Section 4(b)(2) of the Act and its implementing regulations require that we consider the economic impact that may result from a designation of critical habitat. To assess the probable economic impacts of a designation, we must first evaluate specific land uses or activities and projects that may occur in the area proposed for critical habitat Start Printed Page 35306designation. We then must evaluate the impacts that a specific critical habitat designation may have on restricting or modifying specific land uses or activities for the benefit of the species and its habitat within the areas proposed. We then identify which conservation efforts may be the result of the species being listed under the Act versus those attributed solely to the designation of critical habitat for this particular species.

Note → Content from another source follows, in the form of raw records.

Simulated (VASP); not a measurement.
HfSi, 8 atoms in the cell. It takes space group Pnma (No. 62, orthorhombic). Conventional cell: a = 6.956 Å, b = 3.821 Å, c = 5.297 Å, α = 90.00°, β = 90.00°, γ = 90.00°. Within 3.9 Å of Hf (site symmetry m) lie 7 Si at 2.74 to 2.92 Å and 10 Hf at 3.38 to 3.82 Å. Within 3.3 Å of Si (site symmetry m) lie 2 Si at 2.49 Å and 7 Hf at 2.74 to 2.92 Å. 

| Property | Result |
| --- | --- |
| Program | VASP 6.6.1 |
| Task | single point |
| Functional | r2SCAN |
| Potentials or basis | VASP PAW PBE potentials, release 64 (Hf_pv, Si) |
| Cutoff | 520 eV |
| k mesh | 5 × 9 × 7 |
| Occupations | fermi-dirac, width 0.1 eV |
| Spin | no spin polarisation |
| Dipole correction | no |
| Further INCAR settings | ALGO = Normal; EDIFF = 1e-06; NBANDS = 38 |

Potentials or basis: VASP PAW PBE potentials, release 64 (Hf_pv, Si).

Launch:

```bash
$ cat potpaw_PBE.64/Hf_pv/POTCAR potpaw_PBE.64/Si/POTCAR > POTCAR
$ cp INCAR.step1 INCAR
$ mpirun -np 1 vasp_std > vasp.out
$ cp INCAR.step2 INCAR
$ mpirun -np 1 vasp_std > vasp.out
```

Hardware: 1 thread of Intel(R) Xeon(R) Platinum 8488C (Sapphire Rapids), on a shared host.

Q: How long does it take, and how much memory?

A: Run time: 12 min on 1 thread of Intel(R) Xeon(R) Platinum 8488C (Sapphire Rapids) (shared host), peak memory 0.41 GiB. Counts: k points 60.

The probable economic impact of a proposed critical habitat designation is analyzed by comparing scenarios “with critical habitat” and “without critical habitat.” The “without critical habitat” scenario represents the baseline for the analysis, which includes the existing regulatory and socio-economic burden imposed on landowners, managers, or other resource users potentially affected by the designation of critical habitat (e.g., under the Federal listing as well as other Federal, State, and local regulations). The baseline, therefore, represents the costs of all efforts attributable to the listing of the species under the Act (i.e., conservation of the species and its habitat incurred regardless of whether critical habitat is designated). The “with critical habitat” scenario describes the incremental impacts associated specifically with the designation of critical habitat for the species. The incremental conservation efforts and associated impacts are those that would not be expected to occur in the absence of a critical habitat designation for the species. In other words, the incremental costs are those attributable solely to the designation of critical habitat, above and beyond the baseline costs arising from the species' listing under the Act. These are the costs we use when evaluating the benefits of inclusion and exclusion of particular areas from the final designation of critical habitat should we choose to conduct an optional section 4(b)(2) exclusion analysis.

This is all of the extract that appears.